It’s back-to-school season and parents are rushing to get their children the latest collection of schoolbags. I was talking to one of my friends and she said kids in her family got a new school bag every single semester to get them motivated about school. It got me thinking on how materialism gets ingrained in us from such a young age.

Society says this is what success should look like; it starts with Kipling schoolbags, upgrades to Burberry clothes and Louis Vuitton shoes, then the Porsche Cayenne rolls into the garage of a huge mansion over acres of sprawling green land.

One question though; how is success supposed to feel? By the time we’re aiming for those Burberry clothes, I’m not sure any of us really knows.

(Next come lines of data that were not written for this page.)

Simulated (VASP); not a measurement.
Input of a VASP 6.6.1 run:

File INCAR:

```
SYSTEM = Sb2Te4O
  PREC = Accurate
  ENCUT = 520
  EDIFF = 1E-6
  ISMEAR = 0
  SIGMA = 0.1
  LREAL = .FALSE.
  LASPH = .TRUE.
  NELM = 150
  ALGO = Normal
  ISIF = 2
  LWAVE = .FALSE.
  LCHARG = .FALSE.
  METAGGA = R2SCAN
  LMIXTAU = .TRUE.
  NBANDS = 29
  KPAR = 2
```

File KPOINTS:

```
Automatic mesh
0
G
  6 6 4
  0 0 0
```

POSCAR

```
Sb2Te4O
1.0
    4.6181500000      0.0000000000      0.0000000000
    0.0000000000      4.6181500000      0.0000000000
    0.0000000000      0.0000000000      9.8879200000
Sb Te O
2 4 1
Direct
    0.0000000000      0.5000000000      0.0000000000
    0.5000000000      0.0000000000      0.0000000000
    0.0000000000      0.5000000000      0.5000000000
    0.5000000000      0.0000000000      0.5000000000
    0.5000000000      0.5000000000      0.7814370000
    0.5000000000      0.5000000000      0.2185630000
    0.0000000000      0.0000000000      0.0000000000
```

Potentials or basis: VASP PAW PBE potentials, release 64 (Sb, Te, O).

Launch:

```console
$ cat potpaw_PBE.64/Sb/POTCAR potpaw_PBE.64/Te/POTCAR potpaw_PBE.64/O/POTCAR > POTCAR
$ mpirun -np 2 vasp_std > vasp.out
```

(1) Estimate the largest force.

Schools are good at building your intellectual self, but when it comes your social and emotional self, it fails miserably. The system tries to help by throwing you into classrooms with other students and telling you to figure everything out yourself. There will be those who will thrive in social conditions, and then there’ll be those who will simply survive *cough*cough*.

But what it does is show you how things already are not how they could be. Basically, social hierarchy is established from the get go. In schools, the cool groups are defined and the nerds are left in the corner. As you grow older, the game doesn’t really change much; the cool groups are defined and the nerds are left in the corner.

In most cases, relationships are conditional; whether you have enough social capital, enough money, enough power, enough fame….You’re kept around only if you satisfy some sort of need. When that condition is not satisfied you’re thrown away.

These kinds of conditional relationships can really, really mess you up in the long-term, and the worse part is you can never really run away from them, because they exist within our families too.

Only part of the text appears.